In coming to the Judges (Js) and Perceivers (Ps) we have arrived at the fourth axis on which the Meyers-Briggs personality grid is built and it is one of the most difficult style contrasts to resolve interpersonally.
Js, like Ts, believe that there is only one correct way to proceed in any given situation and are quick to act. Ps, on the other hand, look at a situation from different angles and perspectives and need more time to reflect on how to proceed. Ps believe that what is right varies depending on the perspective one has and depending upon where one stands to view it. Thus, Js tend to have more problems getting along in situations where there are many different cultures or perspectives represented.
Js, like Ts, have trouble reflecting or considering other points of view when they are clear what the right course is. They believe that the truth or what is right is absolute and does not depend on context or cultural norms.
Ps, on the other hand, often have trouble making decisions because they can become paralyzed with the different ways to understand a situation. In society, we need a balance between those who can be decisive and those who are reflective.
Interpersonally, Js and Ps often hook up and their personality differences can be a source of considerable strife and irritation.

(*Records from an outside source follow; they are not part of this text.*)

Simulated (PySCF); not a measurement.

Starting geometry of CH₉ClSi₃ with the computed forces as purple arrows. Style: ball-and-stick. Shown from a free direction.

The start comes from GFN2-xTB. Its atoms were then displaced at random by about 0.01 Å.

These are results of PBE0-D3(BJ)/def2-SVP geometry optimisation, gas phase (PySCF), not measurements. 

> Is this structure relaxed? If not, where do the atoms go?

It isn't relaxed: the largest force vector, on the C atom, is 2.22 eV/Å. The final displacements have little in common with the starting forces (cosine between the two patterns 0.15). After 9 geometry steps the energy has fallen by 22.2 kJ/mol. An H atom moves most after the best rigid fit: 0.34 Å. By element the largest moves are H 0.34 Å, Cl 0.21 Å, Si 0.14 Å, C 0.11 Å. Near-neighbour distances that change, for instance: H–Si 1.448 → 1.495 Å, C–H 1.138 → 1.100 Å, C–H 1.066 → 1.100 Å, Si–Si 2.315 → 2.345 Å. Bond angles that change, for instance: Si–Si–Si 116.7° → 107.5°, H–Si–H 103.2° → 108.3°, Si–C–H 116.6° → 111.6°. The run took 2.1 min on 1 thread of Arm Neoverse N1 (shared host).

It is important for the P in the relationship to be assertive and set clear boundaries which the J must learn to respect. The P needs to communicate that his/her point of view must be honored equally with the Js and taken into full account along with the J’s when decisions are made.
As with all personality type differences, it is very important and helpful for Js and Ps to be aware of each other’s distinctions which can serve as a starting point for understanding problems and find workable solutions. With practice, the clashes between personality styles can be reduced and mutual understanding and respect can be attained.